German team on the way to produce an organic product “Fruit leather”
Welcome to our site. This is a European Union Erasmus Plus project site that has been held by a group of schools in Europe. Please explore the site to know more about ow to achieve sustainability in food sector.
The ongoing economic crisis as well as global environmental problems are creating an uncertain future for young Europeans. The core of these problems lies in patterns of behaviour which neglect the aspect of sustainability at the expense of short-term profit. In order to tackle these problems there is a need to promote business models which take into account ethical and social considerations. This in turn makes it necessary to train and educate a young generation who is willing and competent enough to shape a sustainable economy by working for alternative businesses or by starting alternative businesses themselves. We would therefore like to complement traditional business teaching, which still very much revolves around the idea of profit maximization, with practical approaches to alternative business models. Using the example of the food sector, the project will open room for the observation, discussion and appraisal of such models. Moreover, we aim at equipping our students with some of the entrepreneurial skills needed to practically plan and implement a European sustainable business. Last but not least, we would like to develop an awareness for the need to change consumer as well as entrepreneurial patterns of behaviour in order to foster sustainability. About 140 full-time business students aged 16 to 19 and 24 teachers are directly involved in the project activities taking place at the four partner schools in Germany, Turkey, Finland and Italy.

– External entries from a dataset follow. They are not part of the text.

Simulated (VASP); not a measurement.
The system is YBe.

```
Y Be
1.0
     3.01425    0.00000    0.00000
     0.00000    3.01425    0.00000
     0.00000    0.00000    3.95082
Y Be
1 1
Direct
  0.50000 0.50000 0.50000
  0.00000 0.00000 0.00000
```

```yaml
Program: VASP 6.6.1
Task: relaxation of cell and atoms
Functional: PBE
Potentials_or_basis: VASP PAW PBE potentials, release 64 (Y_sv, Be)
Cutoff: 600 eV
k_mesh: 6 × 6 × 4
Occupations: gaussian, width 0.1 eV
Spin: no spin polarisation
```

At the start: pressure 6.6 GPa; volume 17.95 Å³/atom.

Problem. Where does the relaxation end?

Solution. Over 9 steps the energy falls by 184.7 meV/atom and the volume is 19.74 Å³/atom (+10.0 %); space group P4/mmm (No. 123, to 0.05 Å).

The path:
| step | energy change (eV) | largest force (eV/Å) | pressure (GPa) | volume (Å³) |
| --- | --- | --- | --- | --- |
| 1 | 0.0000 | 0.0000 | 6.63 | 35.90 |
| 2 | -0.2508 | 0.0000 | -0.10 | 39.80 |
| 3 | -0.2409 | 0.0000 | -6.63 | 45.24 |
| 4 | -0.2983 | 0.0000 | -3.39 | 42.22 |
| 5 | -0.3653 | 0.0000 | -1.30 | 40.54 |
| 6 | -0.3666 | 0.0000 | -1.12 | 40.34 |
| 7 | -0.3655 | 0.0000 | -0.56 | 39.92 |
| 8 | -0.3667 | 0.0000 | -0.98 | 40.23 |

Using a CLIL approach, we will create a setting where the students will engage in business activities with the aim of opening a supermarket chain for fair food products and the creation of their own brand. Throughout the project period, these business-related tasks are prepared and accompanied by visits, workshops and meetings with experts so that students build up more and more knowledge about the European sector for organic food and its differences from the conventional food sector. Students also stage events to present the results of their work, inform their school communities about it and disseminate knowledge about “fair”/organic food initiatives. Moreover, we achieved integrate reflective activities which allows students to think about and discuss developments in the food sector such as the contradiction between the consumers’ wish for fair products and their reluctance to spend a lot of money on food. A lot of the activities we have IT-based and tinvolved the use of the students’ second language, English.
Our cooperation will increase the particpants’ awareness of the need for sustainable thinking and it will build up their skills in acting sustainably in business as well as in private life. We asume this project may lead to fair-food policies being adopted by the partner schools. Through dissemination, it will also have an impact on citizens in our cities and regions and hopefully help spread sustainable business and consumption practices further.